The early Catholic missionaries to what became the United States were witnesses to the American belief that all persons have rights to life and liberty, Archbishop Jose Gomez wrote on Friday.
“Beginning in the 1500s, missionaries from Spain were proclaiming the love of Jesus Christ to indigenous peoples from present-day Georgia and Florida to Texas and lower California. French missionaries were consecrating the lands from the Great Lakes to the Gulf of Mexico to the Virgin Mary,” the Archbishop of Los Angeles wrote in his July 2 column at Angelus.
“It is true, these missionaries had no hand in developing America’s founding documents or institutions. But their mission gives witness to the authentic American spirit that runs through our history and finds expression in the ‘letter’ of our Declaration of Independence and Constitution.”
He reflected there is a fittingness to celebrating the memorial of St. Junipero Serra three days before Independence Day “because St. Junípero was not only the Apostle to California, he was also one of America’s founding fathers.”
“History is what holds us together as one nation. How we remember our past shapes how we understand where we are at in the present, and helps define our meaning and purpose as a people,” the archbishop wrote.
The division in the US is “playing out in fierce debates — in school boards, legislatures, and the media — over the meaning of American history and how to tell our national story.”
Archbishop Gomez said that “recovering the story of America’s ‘other’ founding — which occurred more than a century before the Mayflower, Madison, and Jefferson — can help us see beyond our present polarization.”
“The missionaries had profound respect for the indigenous peoples they served, learning their languages and traditions and defending them against the lusts and avarice of exploiters. Enduring hardships and dangers, they testified to their belief that Jesus Christ is the greatest gift they could ever offer to their neighbors.”
The archbishop said that “they also witness to what Rev. Martin Luther King, Jr. and others have called the ‘American creed’ — the belief expressed in those founding documents that all men and women are endowed by God with a sacred dignity and undeniable rights to life, liberty, and equality.”
“Recovering the spirit of America’s ‘other founding’ gives us a more solid grounding for American individualism, which is always tempted to fall into a kind of selfish pursuit of one’s own interests without regard to others.”

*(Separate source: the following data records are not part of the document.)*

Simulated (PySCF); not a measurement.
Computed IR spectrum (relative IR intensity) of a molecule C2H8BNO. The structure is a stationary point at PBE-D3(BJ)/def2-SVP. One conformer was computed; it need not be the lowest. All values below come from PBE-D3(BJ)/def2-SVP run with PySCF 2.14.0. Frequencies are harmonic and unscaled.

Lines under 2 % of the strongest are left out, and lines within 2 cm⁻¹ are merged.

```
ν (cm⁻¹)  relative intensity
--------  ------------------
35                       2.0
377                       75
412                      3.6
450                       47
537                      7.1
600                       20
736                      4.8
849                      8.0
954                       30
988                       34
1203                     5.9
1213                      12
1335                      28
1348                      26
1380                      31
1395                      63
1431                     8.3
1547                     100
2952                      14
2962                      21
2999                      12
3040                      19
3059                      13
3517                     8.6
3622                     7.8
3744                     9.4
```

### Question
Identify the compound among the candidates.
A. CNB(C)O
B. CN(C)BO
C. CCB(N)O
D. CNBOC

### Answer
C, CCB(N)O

He added that “the Jesuits in upstate New York and the Franciscans in California envisioned communities that were multiracial and multicultural, reflecting the Christian belief that the human race is one family made up of a wonderful diversity of races and languages, tribes and peoples.”
“Finally,” Archbishop Gomez wrote, “America’s other founding can help us to not become prisoners of our past, defining the nation’s future by the hypocrisy and injustices of our ancestors.”
“In our current debates, we could use a little of their humility and realism about the human condition. It could help us to realize that America is not a nation whose founding ideals are false, but a nation whose founding promises have yet to be fully achieved.”